My grandfather’s lessons were the most difficult to implement because they required discernment. He taught me that morality is not a checklist; it is a scale.
He once told me that sometimes, to do something good, you have to be willing to be "wrong" in the eyes of the world. And sometimes, to be right, you have to accept that you might not feel like a "good" person in that moment.
Living with the influence of two fathers means I am always in a state of internal dialogue. When I face a crossroad, one voice asks: "What is your obligation? What did you promise?" (The Right). The other voice asks: "Who is being hurt? Where is the grace in this?" (The Good).
As I grow older, I realize that the most impactful leaders and humans are those who can sit in the discomfort of this tension. They are people who don't just ask "Is this legal?" or "Is this the rule?" but also ask "Is this kind?" and "Is this healing?"

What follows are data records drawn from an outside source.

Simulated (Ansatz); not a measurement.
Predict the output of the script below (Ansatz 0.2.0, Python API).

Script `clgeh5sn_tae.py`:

I am the product of five distinct souls who raised me, but the bridge I walk every day was built by my two fathers. One gave me the boots to walk the path of accountability, and the other gave me the compass to ensure the path was leading toward a more merciful world.
In your own life, when you are certain you are "right," I invite you to pause and ask if you are being "good." And when you feel you are doing "good," ensure you aren't sacrificing the "right" foundations that keep our character intact. The beauty of life isn't in choosing one over the other, but in the struggle to honor both.